On July 17, the FHFA Office of Inspector General (OIG) published a report on risks to Fannie Mae and Freddie Mac (the Enterprises) related to purchasing mortgages from smaller lenders and nonbank mortgage companies. The report states such lenders present elevated risk in the following areas: (i) counterparty credit risk—smaller lenders and nonbank lenders may have relatively limited financial capacity, and the latter are not subject to federal safety and soundness oversight; (ii) operational risk—smaller or nonbank lenders may lack the sophisticated systems and expertise necessary to manage high volumes of mortgage sales to the Enterprises; and (iii) reputational risk—the report cites as an example an institution that was sanctioned by state regulators for engaging in allegedly abusive lending practices. The report notes that in 2014 the FHFA’s Division of Enterprise Regulation’s plans to focus on Fannie Mae’s and Freddie Mac’s controls for smaller and nonbank sellers, which will include assessments of the Enterprise’s mortgage loan delivery limits and lender eligibility standards and assessment of the counterparty approval process and counterparty credit risk resulting from cash window originations. The report also notes FHFA guidance to the Enterprises last year on contingency planning for high-risk or high-volume counterparties, and states that the FHFA plans to issue additional guidance on counterparty risk management. Specifically, the Division of Supervision Policy and Support plans to issue an advisory bulletin focusing on risk management and the approval process for seller counterparties. The OIG did not make any recommendations to supplement the FHFA’s planned activities.

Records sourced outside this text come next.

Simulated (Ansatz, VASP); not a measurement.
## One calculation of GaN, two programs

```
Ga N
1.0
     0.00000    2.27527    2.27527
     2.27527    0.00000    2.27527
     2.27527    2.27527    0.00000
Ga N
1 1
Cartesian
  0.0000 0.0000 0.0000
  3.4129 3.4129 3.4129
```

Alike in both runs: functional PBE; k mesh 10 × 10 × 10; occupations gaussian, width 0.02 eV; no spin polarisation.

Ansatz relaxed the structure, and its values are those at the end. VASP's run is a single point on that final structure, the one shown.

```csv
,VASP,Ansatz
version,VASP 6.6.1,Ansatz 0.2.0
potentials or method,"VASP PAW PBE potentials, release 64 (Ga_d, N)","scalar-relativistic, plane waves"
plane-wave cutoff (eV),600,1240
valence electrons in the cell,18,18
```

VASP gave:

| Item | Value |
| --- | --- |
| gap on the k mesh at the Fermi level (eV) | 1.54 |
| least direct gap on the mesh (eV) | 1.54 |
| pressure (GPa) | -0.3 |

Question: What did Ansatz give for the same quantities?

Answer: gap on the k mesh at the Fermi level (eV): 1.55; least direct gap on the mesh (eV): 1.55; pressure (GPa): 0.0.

Ninth Circuit Holds Plaintiffs Not Required To Plead Tender Or Ability To Tender To Support TILA Rescission Claim
On July 16, the U.S. Court of Appeals for the Ninth Circuit held that an allegation of tender or ability to tender is not required to support a TILA rescission claim. Merritt v. Countrywide Fin. Corp., No. 17678, 2014 WL 3451299 (9th Cir. Jul. 16, 2014). In this case, two borrowers filed an action against their mortgage lender more than three years after origination of the loan and a concurrent home equity line of credit, claiming the lender failed to provide completed disclosures. The district court dismissed the borrowers’ claim for rescission under TILA because the borrowers did not tender the value of their HELOC to the lender before filing suit, and dismissed their RESPA Section 8 claims as time-barred.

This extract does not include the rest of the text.